This article by Andrew Bibby, in a slightly different form, was first published in Teleworker magazine, 2001

Trade unions in Europe have been negotiating agreements and codes of practice for teleworking with employers’ associations, under the framework of the European Union’s social partnership structures.

In January 2001, telework guidelines were formally agreed for telecoms companies, whilst a few weeks later a similar agreement was struck for the commerce sector. In both cases, negotiations were between employer associations and the relevant section of the trade union organisation Union Network International (UNI). Further information from www.union-network.org.

The European Trade Union Confederation (ETUC) is also currently discussing telework with the two European employers bodies UNICE (to which the CBI is affiliated) and CEEP. These deliberations follow a move last summer by the European Commission, as part of wider initiative to modernise and improve employment relations, to focus both on telework and on ‘economically dependent workers’, those who whilst notionally self-employed actually rely on a single source of income. In March this year UNICE announced that it was happy to conclude an agreement on telework, though the employers and trade union sides are still discussing the extent to which such an agreement should be legally binding.
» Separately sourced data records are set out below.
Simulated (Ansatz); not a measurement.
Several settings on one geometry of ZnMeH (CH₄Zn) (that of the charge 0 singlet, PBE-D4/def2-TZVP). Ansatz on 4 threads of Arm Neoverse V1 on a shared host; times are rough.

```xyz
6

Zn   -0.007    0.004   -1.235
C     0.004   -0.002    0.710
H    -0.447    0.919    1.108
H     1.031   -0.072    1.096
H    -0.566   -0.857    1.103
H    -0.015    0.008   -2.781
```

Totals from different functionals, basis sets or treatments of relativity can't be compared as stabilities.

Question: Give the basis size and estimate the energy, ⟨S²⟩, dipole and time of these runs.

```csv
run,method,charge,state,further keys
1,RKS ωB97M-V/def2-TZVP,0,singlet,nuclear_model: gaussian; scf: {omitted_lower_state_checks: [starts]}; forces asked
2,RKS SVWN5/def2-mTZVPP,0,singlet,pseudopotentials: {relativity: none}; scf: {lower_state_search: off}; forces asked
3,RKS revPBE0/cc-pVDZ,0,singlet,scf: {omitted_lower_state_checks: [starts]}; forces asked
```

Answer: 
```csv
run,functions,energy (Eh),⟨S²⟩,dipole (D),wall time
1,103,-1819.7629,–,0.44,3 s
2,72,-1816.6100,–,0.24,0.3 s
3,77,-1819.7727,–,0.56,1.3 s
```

Meanwhile the International Labour Organisation, the Geneva-based tripartite UN body which links governments, employers and unions, has itself taken a close look at telework. A recent publication, the High Road to Teleworking, calls for the development of good practice when telework is introduced, to ensure that both employers and individual workers benefit. The High Road to Teleworking, which includes examples of telework implementation from around the world, is currently only available on the web, at www.ilo.org/safework/telework .

In recent years, trade unions in individual countries across Europe have also been actively engaged in negotiating arrangements for teleworking. The most comprehensive database of such collective agreements, codes of practice and guidelines was collected last year by the ETUC-led project Euro-Telework. The database is accessible at www.euro-telework.org .

Interestingly, one of the telework collective agreements which can be consulted on the Euro-Telework website is that signed last year between a trade union and its own employees. The German post and telecoms union DPG (now merged into the giant German trade union ver.di) agreed last year that its staff could practise telework. According to the DPG, the move was designed both to improve the service delivered to members and to improve members of staff’s own employment conditions.